The Clark County Charter Review Commission held a District 1 town hall in Vancouver over the Memorial Day weekend to explain how proposed charter amendments move from sponsor proposals to ballot language and to solicit public feedback.
Commissioners told attendees that the commission can place proposed charter changes on a future ballot but cannot adopt them without voter approval. “No amendments to the charter may be adopted without a majority vote of the people,” a commissioner said, and the commission described the pathway: initial presentation (five votes to advance), study-committee refinement, drafting review and a final commission vote that will require eight votes to send a proposal to the ballot. The commissioners said Financial Services will prepare fiscal analyses and the Prosecuting Attorney’s Office will review ballot language and legal risk; the final commission vote was noted as July 8.
Why this matters: the charter is Clark County’s primary governing document. Changes could alter how the county raises or restricts revenue, structure offices and boards, and set procedural rules for initiatives and referenda.
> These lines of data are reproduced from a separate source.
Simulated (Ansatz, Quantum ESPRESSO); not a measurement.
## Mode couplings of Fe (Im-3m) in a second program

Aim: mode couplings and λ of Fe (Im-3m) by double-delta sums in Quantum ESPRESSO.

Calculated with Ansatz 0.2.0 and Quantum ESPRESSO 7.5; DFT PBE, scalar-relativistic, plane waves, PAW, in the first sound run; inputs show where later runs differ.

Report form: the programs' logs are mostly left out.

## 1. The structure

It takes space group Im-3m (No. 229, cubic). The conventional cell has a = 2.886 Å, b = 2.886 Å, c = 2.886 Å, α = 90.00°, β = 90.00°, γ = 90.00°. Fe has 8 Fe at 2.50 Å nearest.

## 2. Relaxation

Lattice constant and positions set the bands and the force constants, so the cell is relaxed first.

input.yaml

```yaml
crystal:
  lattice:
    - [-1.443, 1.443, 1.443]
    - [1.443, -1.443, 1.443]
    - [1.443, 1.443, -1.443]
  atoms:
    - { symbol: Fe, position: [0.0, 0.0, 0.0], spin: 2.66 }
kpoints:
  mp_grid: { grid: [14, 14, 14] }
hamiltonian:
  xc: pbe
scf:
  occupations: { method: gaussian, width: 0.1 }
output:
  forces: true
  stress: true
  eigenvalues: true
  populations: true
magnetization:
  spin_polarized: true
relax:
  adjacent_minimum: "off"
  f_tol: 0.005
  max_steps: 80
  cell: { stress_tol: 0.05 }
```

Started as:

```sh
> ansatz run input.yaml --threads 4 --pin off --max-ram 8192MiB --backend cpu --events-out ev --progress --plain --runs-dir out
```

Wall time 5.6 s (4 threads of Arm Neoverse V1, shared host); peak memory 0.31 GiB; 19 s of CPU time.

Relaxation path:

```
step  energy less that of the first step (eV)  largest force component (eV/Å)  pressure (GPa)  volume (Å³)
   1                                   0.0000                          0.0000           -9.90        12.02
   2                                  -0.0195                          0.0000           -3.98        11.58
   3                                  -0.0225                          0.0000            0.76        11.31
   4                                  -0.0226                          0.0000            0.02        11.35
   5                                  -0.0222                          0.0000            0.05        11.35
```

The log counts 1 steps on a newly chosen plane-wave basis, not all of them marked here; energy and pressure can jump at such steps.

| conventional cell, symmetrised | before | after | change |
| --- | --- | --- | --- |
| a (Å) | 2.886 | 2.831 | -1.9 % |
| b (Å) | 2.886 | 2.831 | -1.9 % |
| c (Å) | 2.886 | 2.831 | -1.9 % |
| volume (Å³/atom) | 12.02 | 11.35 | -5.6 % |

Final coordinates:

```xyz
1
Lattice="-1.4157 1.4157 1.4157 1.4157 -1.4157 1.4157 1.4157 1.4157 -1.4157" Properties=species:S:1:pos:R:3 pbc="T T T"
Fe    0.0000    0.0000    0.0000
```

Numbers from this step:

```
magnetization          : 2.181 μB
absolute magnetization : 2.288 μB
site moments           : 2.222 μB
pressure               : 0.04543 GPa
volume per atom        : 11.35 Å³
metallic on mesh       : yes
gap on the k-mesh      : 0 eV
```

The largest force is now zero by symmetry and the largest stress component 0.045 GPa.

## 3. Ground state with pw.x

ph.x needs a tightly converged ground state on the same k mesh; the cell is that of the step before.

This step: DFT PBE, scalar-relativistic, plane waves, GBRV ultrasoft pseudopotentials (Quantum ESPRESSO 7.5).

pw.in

Commissioners read a long list of proposal numbers and short descriptors for items currently active in the process, including measures described in the presentation as proposals to require land-supply and construction-cost analysis (2607), require supermajority Council approval for some county taxes (2608), revise budget-transparency processes (2610), limit consecutive terms for County Council members (2620), require public-safety staffing support (2626), expand performance audits (2614), alter ethics rules and the Ethics Review Commission size (2631/2601), add whistleblower protections for county employees (2632), and revise initiative and referendum signature and verification rules (2640).
Several residents used the public-comment period to press for clearer fiscal data and to warn of legal risks. Diana Cayton, a District 2 resident, said she was “concerned about the financial impacts” of placing many amendments on a ballot and urged commissioners to consider per-amendment costs and whether proposals could be addressed by code changes rather than ballot measures. Later, former Vancouver city attorney Ted Gathe told the commission that amendment 2626 — the public-safety staffing mandate described by a speaker — raised “significant legal and factual concerns,” arguing it could amount to an unfunded mandate that requires appropriations from the general fund and could be vulnerable to court challenge. Gathe urged the Prosecuting Attorney’s Office to perform an in-depth legal review.
Commissioners responded that legal and fiscal reviews are part of the pipeline: the Chief Civil Deputy Prosecuting Attorney’s Office prepares the ballot caption and the county’s Financial Services department produces fiscal analyses that are posted with each proposal when available. “The actual language for on the ballot itself… will be written by the Chief Civil Deputy Prosecuting Attorney’s Office,” one commissioner said; another noted that financial-impact estimates are posted on the county website when Financial Services has completed them but are not required on the ballot itself.
Attendees also pressed the commission about ballot logistics. Commissioners and an elections-experienced panelist said a crowded ballot can cause voter fatigue; they noted that printing an 11×17 ballot to fit many measures could add roughly $80,000 in cost and create additional administrative duplication and risks if voters accidentally tear larger ballots. Commissioners said they have discussed using vote counts from the commission as a factor when deciding what ultimately goes to the ballot to avoid overwhelming voters.
One potentially consequential proposal explained in the town hall, amendment 2640, would lower verified-signature thresholds on initiative and referendum petitions from 10% to 8%, allow transfer of signatures from an unsuccessful initiative to a mini-initiative if 3% of valid signatures are obtained, and permit the auditor to use random statistical sampling (no fewer than 3,000 signatures) to verify petitions while prohibiting rejection based solely on sampling.
What’s next: commissioners encouraged attendees to provide written feedback (comment cards at the meeting, the online form, or the charter review email charterreview@clark.wa.gov) and to contact amendment sponsors directly with questions. Meeting minutes record roll-call votes for proposals, and many resolution packets and fiscal analyses are posted on the county website at clark.wa.gov/charter/charter-review-commission-proposed-amendments. The commission reiterated that the final vote to move proposals to the ballot is scheduled for July 8; any item that the commission approves there would still require majority voter approval to become part of the charter.
The town hall closed with commissioners urging continued public engagement and reminding residents another charter review cycle will occur in five years.